Pot-pourri is a very traditional aromatic accessory for the home and many recipes have been handed down through the generations.  There are several ways to make pot-pourri.  The oldest method is for a moist pot-pourri where layers of rose petals, spices and salt are arranged in a large crock and left to rot down for six weeks or more.  The strength of scent is excellent but the visual appearance is not good (the salt bleaches out all the color in the rose petals).  That is why traditional pot-pourri jars are closed, with holes for the fragrance to waft through.

A prettier finished effect is gained by mixing flowers and herbs with essential oils and a fixative, such as orris root.  This is also a fairly lengthy method but the finished effect can be lovely, particularly if some flowers are dried with silica gel and placed on top for decoration.

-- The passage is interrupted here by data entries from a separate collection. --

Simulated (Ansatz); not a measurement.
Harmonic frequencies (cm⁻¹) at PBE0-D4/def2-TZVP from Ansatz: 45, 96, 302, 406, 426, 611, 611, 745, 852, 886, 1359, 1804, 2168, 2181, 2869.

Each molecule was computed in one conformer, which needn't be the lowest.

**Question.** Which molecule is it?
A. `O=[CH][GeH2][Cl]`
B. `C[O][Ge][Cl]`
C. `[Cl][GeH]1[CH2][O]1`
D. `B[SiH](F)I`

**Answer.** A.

As most of the projects here are for sachets or other items where the herbs are hidden away behind some fabric, the look of the finished pot-pourri is not of paramount importance.  The main point is that the scent should be strong and long-lasting.  When making small sachets it helps to use fairly small ingredients of an even size, so there are no unsightly lumps and bulges in the sachets.  The best answer for this is to use small sprigs of dried herbs and flowers with a much larger proportion of fixative.

Many recipes call for powdered orris root, but I use cut and sifted orris or blue flag root instead, as I find the powder spoils the outward appearance of pot-pourri.  However, as the recipes here are mainly for use on sachets, either powdered or cut orris root will do.


Many of the recipes here can easily be altered to suit whatever ingredients you have available.  Once you have made several batches of your own pot-pourri you will become more courageous and want to experiment.  It is easy to make up your own recipesjust keep to the basic guidelines on quantities of ingredients.

                                Orris Root and Oil Mixture

As a general note, I use a measuring jug when measuring out the various dry ingredients, unless they are measured by the spoonful.  The orris root is best mixed with the essential oil first and put into a small screw-top jar to mature for a couple of days.  If you are intending to make several types of pot-pourri, I would  suggest you build up a collection of jars with different orris root and essential oil mixtures which you can use as you wish.

Mix the oil and orris root in the proportions of 4 oz orris root to 1/2 fl oz essential oil.  Once it has matured for a couple of days you can use it by the tablespoonful as indicated in the recipes.  Make sure that you label the jars clearly, stating the particular essential oil you have used.  The collection of orris root/oil jars can then sit in a neat row on your kitchen shelf or worktop, where you can shake them occasionally to encourage the mixing process.  Avoid storing them in strong sunlight as it will reduce the strength of the essential oils.

                     Delicious Mint and Cinnamon Pot-Pourri


1/2 pint cinnamon pieces

1/2 pint mint leaves, crumbled

2 tbsp cinnamon/orris mixture

1 tbsp apple/orris mixture

1/2 tbsp mint/orris mixture

Use a large mixing bowl and mix together all the ingredients.  As these recipes are mainly destined for use in sachets, you should break the cinnamon pieces up fairly small.  Having mixed it well, turn the mixture into a large jar or polythene bag and seal.  Put it away for two to four weeks, shaking it regularly to ensure even distribution of the oil mixtures.  Check the smell after two weeks; if the aroma seems satisfactory you can use it, but if not, you should wait another couple of weeks.  If you are still not happy with the smell, try adding other orris root/oil mixes until you like the balance of the fragrance.